Abstract

It all started with the Internet 2.0 at the turn of the millenium. Not only nerds, but every ‘normal user’ could now exchange messages and edit web sites, and, ever since, the Internet has become a sphere of human communication that outperformed or reinvented all technical communication media. A plethora of techniques and methods is available that can be used to study social processes evolving in this sphere. Hidden, i.e., nonreactive, data collection is of particular interest to examine this communication. It facilitates a non-invasive type of research that holds the promise to record communication without interfering with it. In recent years, nonreactive data collection on the Internet and in particular in social media has increased on an unprecedented scale. At the heart of data collection in social media (‘big data’) is non-reactive data sampling. In turn, nonreactive data collection is part of a larger technological and cultural development characterized by datafication, a term coined by Kukier and Mayer-Schoenberger (2014) that characterizes ‘the ability to render into data many aspects of the world that have never been quantified before’ (Kukier and Mayer-Schoenberger, 2014, p. 29).

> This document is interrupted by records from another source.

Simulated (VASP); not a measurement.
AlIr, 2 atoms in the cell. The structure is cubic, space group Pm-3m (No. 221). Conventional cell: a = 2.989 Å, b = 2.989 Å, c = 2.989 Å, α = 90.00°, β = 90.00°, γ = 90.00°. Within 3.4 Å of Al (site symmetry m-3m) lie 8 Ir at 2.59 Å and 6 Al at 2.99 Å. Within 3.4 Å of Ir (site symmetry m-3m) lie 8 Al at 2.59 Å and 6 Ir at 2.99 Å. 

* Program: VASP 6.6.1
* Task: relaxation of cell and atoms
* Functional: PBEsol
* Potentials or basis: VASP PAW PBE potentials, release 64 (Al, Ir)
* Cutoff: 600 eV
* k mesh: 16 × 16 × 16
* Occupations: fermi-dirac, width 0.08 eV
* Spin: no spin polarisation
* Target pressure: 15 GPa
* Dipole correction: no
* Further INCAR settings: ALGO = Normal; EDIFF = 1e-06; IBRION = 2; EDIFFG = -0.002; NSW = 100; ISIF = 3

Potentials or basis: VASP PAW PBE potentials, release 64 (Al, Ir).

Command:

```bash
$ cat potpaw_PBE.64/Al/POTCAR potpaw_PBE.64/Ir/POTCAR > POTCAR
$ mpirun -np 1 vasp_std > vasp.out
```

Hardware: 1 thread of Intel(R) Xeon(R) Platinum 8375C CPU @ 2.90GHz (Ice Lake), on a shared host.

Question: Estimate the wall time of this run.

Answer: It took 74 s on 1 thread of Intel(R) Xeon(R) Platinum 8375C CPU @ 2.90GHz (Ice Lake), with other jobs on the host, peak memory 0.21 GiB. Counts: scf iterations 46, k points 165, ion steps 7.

To account for the many usages of nonreactive data collection on the Internet this chapter conceives of this group of methods from two different vantage points. The epistemological perspective debates the methodological frame of nonreactive data collection. Among the issues addressed are the combination of data gathered in a nonreactive way and the potentials and limits of this approach for arriving at a richer account of the phenomena studied. The technical perspective presents and discusses techniques (e.g., cookies, log files, environment variables, time measurement, APIs) used in nonreactive data online collection.